Me: “I really need to feel something inside me other than my demons.”
Him: “Wait, wh-?”
My demon: “Shush! Let her finish. Can you believe this guy?”
Me: “I know, right?”
So apparently if someone invites you to dinner at their home, it’s impolite to create a negative Yelp review about it the next day.
What are you listening to?
The Who
Who?
Yes
You’re listening to Yes?
No The Who
Oh I like them
No not Them. The band is The Who.
The Band?
Me: We do *not* spit on our classmates!
5YO: Well, who DO we spit on, then?
I miss the funny stuff my kids said when they were little.
Reminder: Before taking your first bite into a fast food sandwich you need to redistribute the pickles.
I showed my 4 year old a picture of myself with her brother when he was little. “Aww,” she said, “you looked so young back then.”
(20s) ew this bar is full of old people let’s get out of here.
(50s) ew this bar is full of young people let’s get out of here.
Getting my 6yo from a playdate today:
6: “Bye! Thank you! You need to wash your hair!”

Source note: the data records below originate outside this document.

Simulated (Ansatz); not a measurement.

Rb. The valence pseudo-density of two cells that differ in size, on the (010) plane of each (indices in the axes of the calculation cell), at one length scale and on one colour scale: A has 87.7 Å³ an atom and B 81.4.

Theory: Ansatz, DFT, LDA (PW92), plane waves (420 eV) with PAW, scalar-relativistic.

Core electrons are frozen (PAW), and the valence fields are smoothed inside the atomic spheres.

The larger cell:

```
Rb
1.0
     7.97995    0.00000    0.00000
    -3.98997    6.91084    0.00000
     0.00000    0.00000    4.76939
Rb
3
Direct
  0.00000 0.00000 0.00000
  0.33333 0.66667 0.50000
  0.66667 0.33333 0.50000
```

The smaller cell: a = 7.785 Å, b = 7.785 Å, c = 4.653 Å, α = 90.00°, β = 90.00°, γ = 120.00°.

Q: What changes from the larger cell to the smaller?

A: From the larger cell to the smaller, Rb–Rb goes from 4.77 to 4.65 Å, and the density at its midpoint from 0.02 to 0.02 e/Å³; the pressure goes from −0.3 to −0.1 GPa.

Friend’s mom (laughing): “I do?”
6: “Yeah, it’s black near your head!”
Friend’s mom (still laughing, thank god): “Oh honey, those are just my roots.”
Me, dying 1,000 deaths: “Time to go!”
Not all crimes are bad. For example: If there was a crow sized hole in a bank vault & a crow decided to sneak into the vault to bring me a shiny coin, every day, for years… This would be good actually.